Guaranteed to send a shiver down the gullet of even the most hardened of drinkers,
the Hose of Death is one of those iconic university drinking implements that just will not leave you alone.
HIVers and university in the same sentence.....yes hard to believe isn't it!!!
Introduced by Muka Puki in order
to inflict some serious brain cell depletion amongt the already cerebally challenged HIV Hashers, this intimidating piece
of rubber and plastic can hold about 4 full beer cans and still have room for a couple of shots of spirits just to top it
off.
The Hose of Death has had several incarnations as soft-cock,
wanna-be Hashers who can't handle the smooth drinking pleasure often crack the shits and try to remove the Hose from circulation!!
But like the Terminator, it will always be back, bigger and more evil than
ever.
This version of the Hose of Death had it's debut
at the Second HIV Offshore R*n before the 2006 Chiang Mai Interhash, and by christ did it start off with a bang.
Check out the Blessing of the Hose of Death by clicking here.
In the skilled hands of then Grand Master Lisa,
and ably supported by a team of four Hash Pisses, the Hose of Death featured in the alcoholic destruction of a number of Hashers
who had come alone that day to participate in the joys of HIV Hashing.

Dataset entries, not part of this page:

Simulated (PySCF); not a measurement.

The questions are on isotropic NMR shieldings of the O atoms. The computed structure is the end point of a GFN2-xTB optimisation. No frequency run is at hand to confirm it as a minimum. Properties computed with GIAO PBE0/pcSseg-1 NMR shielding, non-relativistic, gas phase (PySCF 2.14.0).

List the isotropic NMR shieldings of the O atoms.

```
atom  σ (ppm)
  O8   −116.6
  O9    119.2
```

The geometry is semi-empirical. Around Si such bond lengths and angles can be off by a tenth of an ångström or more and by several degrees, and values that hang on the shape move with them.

So next time you want to re-visit those stupid university
days, when you were young and dumb, could drink without consequence and showed no fear of hangovers, then come along to a
HIV bash. We'll reaquaint you with an old friend from your past and enable you to remember why you have no desire to go back
to uni!!
And if you never went to uni, shit, you'll fit right in anyway!!!
Come along to one of our bus trips and you'll soon know why we call it......the Hose of Death!!!